A former Japanese finance minister who resigned after appearing drunk at a press conference said Japan should discuss getting nuclear weapons to deter North Korean threats, media reported Monday.
"It is common sense worldwide that in a purely military sense it is nuclear that can counteract nuclear," conservative lawmaker Shoichi Nakagawa was quoted as saying by Kyodo News in a speech in his constituency.
The remark came after North Korea said it would resume its nuclear programme to protest a UN statement that condemned its satellite rocket launch this month, which Tokyo regarded as a long-range ballistic missile test.
The hawkish Japanese politician said he believed North Korea already possessed small nuclear warheads and the medium-range Rodong missiles to deliver them to almost any part of Japan, Kyodo said.
"North Korea has taken a step toward a system whereby it could shoot without prior notice," Nakagawa was quoted as saying in the northern city of Obihiro. "We have to discuss countermeasures."
The comment was immediately downplayed by Chief Cabinet Secretary Takeo Kawamura, who told reporters: "It's impossible for Japan to get nuclear weapons."
Japan "firmly maintains" its three-point policy of not possessing, producing or allowing the entry of nuclear weapons to the country, the top government spokesman said.
"Japan also has the obligation of observing the nuclear nonproliferation treaty, under which it would not produce nor obtain nuclear weapons," he said.
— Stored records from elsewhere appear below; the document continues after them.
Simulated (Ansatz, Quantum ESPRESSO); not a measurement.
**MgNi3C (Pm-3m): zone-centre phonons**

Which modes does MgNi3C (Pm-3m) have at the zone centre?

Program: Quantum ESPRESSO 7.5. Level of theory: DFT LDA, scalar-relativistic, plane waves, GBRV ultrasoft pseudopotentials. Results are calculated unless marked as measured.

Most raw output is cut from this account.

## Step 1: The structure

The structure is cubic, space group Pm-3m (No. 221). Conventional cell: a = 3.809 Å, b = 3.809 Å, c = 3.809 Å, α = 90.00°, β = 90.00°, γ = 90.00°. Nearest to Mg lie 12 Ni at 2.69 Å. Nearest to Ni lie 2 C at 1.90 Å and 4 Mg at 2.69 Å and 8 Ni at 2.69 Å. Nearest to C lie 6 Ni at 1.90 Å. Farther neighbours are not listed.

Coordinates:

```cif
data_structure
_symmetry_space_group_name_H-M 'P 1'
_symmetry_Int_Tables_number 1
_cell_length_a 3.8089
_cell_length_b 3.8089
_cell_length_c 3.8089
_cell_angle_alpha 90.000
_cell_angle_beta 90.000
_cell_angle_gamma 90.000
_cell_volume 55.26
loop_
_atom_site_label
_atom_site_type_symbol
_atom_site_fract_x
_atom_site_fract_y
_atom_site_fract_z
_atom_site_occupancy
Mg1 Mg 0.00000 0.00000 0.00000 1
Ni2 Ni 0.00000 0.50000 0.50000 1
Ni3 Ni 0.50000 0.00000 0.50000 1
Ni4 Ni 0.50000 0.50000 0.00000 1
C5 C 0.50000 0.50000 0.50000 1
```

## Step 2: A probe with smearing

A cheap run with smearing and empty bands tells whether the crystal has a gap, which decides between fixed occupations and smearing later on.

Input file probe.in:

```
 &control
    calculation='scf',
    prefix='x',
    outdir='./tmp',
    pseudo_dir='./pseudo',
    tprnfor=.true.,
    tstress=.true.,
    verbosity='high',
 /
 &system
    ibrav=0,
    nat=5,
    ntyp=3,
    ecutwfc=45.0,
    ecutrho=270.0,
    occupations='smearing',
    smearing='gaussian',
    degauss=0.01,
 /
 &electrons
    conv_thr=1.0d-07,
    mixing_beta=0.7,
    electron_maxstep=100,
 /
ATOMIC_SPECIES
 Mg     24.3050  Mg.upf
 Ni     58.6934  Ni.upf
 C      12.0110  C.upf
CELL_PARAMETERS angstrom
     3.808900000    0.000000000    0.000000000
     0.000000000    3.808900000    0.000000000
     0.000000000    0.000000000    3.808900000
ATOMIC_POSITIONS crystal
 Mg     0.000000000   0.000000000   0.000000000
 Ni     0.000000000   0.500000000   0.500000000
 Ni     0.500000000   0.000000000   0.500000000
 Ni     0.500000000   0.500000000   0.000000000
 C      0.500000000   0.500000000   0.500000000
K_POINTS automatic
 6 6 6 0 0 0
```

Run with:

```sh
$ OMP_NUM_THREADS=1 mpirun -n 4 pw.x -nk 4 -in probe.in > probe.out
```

In October 2006, when Nakagawa chaired the ruling Liberal Democratic Party's Policy Research Council, he said on a TV programme that he believed Japan's pacifist constitution does not rule out the option of possessing nuclear arms.
Nakagawa stepped down in February after television stations repeatedly aired his incoherent replies and drowsy appearance at a Group of Seven press conference in Rome, a debacle that triggered a political firestorm.